The bottle led to the downfall of Boris Yeltsin, President of Russia between 1992 and the last day of 1999. A shot of the vodka gave Boris Yeltsin the necessary Dutch courage to mount tanks outside parliament in 1991, portraying the heroic, defiant image that would catapult him to ultimate power over the vast territory the world calls the Russian federation.
His drinking in his first term was more amusing than alarming.
He got red faced on vodka shots with President Clinton, played ‘air’ guitar with a Russian rock band, conducted imaginary symphonies, that sort of anecdote inspiring behaviour. His drinking got much heavier in the brutal 1996 political campaign. In 1997, Boris was too drunk to get out of his plane in Britain to meet Tony Blair, the new kid on the World bloc. As the financial meltdown of 1998 consumed Russia, he sequestered himself in the Kremlin with his vodka bottle. When the Chechen secession wars resumed in 1999 in Grozyny and Ingushetia, Boris Yeltsin was too ill at heart and liver to be a player.
Sexual circus
He passed the mantle of power on to a former KGB officer, Vladimir ‘Ice Head’ Putin, who did judo and drank only iced tea.

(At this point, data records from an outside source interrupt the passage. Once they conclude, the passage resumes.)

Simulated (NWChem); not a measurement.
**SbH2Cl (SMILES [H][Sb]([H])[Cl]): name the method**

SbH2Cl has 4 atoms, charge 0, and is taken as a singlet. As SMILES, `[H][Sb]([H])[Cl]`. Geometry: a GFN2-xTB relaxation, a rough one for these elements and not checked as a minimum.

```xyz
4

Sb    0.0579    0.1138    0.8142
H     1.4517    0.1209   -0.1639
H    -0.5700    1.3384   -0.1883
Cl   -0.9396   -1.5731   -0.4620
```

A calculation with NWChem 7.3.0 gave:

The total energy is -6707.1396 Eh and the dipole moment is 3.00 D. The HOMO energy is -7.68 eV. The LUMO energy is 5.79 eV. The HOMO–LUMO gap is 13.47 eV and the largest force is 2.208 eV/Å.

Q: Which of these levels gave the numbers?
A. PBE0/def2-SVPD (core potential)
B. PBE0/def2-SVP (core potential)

In Britain the government of Harold Macmillan fell thanks to the ‘Profumo Affair,’ in 1963. John Profumo was the Minister of State for War in the United Kingdom. Educated at the elite Harrow high school and Oxford University,,
Profumo’s Achilles’ heel was his heel of a friend Steve Ward, who introduced Profumo to his sexual circus at a Lord Astor’s country mansion where weekends of debauchery went down with young women, as well as drinks served by a ‘naked man in a mask.’ His affair with a Russian woman brought down the Government.